Skip to content
GitHubXDiscord

DataQualityRuleset

The DataQualityRuleset resource allows you to define and manage AWS Glue DataQuality Rulesets. These rulesets enable you to validate the quality of your data within AWS Glue.

Create a basic DataQualityRuleset with the required properties and a common optional property.

import AWS from "alchemy/aws/control";
const dataQualityRuleset = await AWS.Glue.DataQualityRuleset("basicDataQualityRuleset", {
Ruleset: JSON.stringify([{ ruleName: "CheckNulls", ruleType: "NullCheck", targetColumn: "customer_id" }]),
Description: "A basic ruleset to check for null values in customer_id.",
TargetTable: {
DatabaseName: "sales_db",
TableName: "customers"
},
Name: "basic_ruleset"
});

Configure a DataQualityRuleset with additional properties for more complex validation rules.

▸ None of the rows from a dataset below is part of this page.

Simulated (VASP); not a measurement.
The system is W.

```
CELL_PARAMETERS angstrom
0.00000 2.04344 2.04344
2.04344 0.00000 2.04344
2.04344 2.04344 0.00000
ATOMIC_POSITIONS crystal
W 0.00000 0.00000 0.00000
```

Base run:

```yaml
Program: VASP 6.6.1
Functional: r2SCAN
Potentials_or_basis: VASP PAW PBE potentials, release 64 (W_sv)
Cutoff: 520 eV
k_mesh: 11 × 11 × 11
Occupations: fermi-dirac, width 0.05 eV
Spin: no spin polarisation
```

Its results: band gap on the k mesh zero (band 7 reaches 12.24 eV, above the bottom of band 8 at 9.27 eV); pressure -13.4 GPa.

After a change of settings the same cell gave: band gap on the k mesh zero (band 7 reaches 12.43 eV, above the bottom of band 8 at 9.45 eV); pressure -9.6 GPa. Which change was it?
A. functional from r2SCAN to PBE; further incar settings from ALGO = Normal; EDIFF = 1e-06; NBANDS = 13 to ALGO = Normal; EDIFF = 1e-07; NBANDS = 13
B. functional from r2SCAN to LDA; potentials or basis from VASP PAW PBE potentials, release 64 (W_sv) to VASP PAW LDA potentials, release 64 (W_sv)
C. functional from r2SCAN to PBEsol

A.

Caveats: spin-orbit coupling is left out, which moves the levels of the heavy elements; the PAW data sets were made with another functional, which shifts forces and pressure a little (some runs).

const advancedDataQualityRuleset = await AWS.Glue.DataQualityRuleset("advancedDataQualityRuleset", {
Ruleset: JSON.stringify([
{ ruleName: "CheckNulls", ruleType: "NullCheck", targetColumn: "customer_id" },
{ ruleName: "CheckEmailFormat", ruleType: "RegexCheck", targetColumn: "email", regex: "^[\\w-\\.]+@([\\w-]+\\.)+[\\w-]{2,4}$" }
]),
Description: "An advanced ruleset to validate customer data quality.",
TargetTable: {
DatabaseName: "sales_db",
TableName: "customers"
},
ClientToken: "unique-client-token-12345",
Tags: {
environment: "production",
team: "data-quality"
},
Name: "advanced_ruleset"
});

Create a DataQualityRuleset that adopts an existing resource instead of failing if it already exists.

const adoptableDataQualityRuleset = await AWS.Glue.DataQualityRuleset("adoptableDataQualityRuleset", {
Ruleset: JSON.stringify([{ ruleName: "CheckDuplicates", ruleType: "DuplicateCheck", targetColumn: "customer_email" }]),
Description: "A ruleset that checks for duplicate emails.",
TargetTable: {
DatabaseName: "sales_db",
TableName: "customers"
},
adopt: true,
Name: "adoptable_ruleset"
});